Paul Cézanne, Superstar

Matisse called him "the father of us all." He helped catapult Picasso into Cubism. And nearly every artist working today owes a huge debt to the man who finally kicked over the traces of traditional art—Paul Cézanne (1839–1906), Aix-en-Provence's most famous native son. His images of Mont Ste-Victoire and his timeless still lifes are the founding icons of 20th-century painting. With them, he not only invented a new pictorial language but immortalized his Provençal homeland.

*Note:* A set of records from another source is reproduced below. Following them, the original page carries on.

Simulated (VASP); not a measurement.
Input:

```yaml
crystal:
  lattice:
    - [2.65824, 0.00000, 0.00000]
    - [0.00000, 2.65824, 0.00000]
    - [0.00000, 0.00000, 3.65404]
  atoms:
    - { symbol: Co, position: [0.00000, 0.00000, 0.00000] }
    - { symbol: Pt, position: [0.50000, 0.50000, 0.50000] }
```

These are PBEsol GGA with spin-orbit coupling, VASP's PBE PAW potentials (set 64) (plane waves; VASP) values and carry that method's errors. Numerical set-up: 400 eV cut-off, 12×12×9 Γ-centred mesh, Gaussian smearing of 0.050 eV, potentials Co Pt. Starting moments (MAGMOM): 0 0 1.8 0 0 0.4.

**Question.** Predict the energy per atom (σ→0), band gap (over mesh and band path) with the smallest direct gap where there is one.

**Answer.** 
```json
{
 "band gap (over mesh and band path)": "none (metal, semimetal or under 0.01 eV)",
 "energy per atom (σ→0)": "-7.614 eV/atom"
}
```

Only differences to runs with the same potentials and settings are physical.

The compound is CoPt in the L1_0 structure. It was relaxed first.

Great Cézannes may hang in museums, but you can't really understand the artist without experiencing his Provence firsthand. As it turns out, he is everywhere: Aix even has a Cézanne Trail (www.cezanne-en-provence.com). The route through the town is marked with copper "C" studs.

The two most moving locales, however, are just outside the city. Jas de Bouffan, Cézanne's cherished family home, signaled his father's rise to prominence from hat maker to banker and was a lifetime source of inspiration for the artist, who moved there at the age of 20. Four large decorative panels painted directly on the walls bear the ironic signature "Ingres"—the young artist's rebellious jab at his father, who preferred a more prosaic career for his son. Cézanne remained here until his mother's death, in 1897, left him too brokenhearted to remain and the house was sold. One mile north of Aix's center is "Les Lauves," the studio the artist built in 1901, set in a magically overgrown olive grove. The high point here lies a mile along the Chemin de la Marguerite: the belvedere spot from which the artist painted his last views of Mont Ste-Victoire (indeed, he died shortly after being caught in a storm here).

Born out of wedlock (Cézanne's father had an "affair" with Cézanne's mother, siring the child before they were married), he wound up having a 17-year-long affair with Hortense Piquet; and he hid his own illegitimate son from his father to inherit the family fortune. Indeed, this "painter of peasants" never worked a day in his life. Unless, that is, you consider revolutionizing the art of painting "work."

When he abandoned Aix's art academy for the dramatic landscapes of the surrounding hills, he became smitten with the stark, high-noon light of Provence, rejecting the sugar-almond hues of Impressionism. Instead of mixing colors to create shadows like Monet, he simply used black. Instead of using translucent haze to create an effect of distance, he focused on ruler-straight Provençal streets (laid out by ancient Romans) to hurtle the eye from foreground to background.

In the end, Cézanne wanted to impose himself on the landscape, not vice versa. So why not do the same? With brochures from the Aix tourist office, head out into Cézanne Country—the roads leading to Le Tholonet and Mont Ste-Victoire. Walk these shady trails and you'll learn just how Cézanne became the trailblazer of modern art.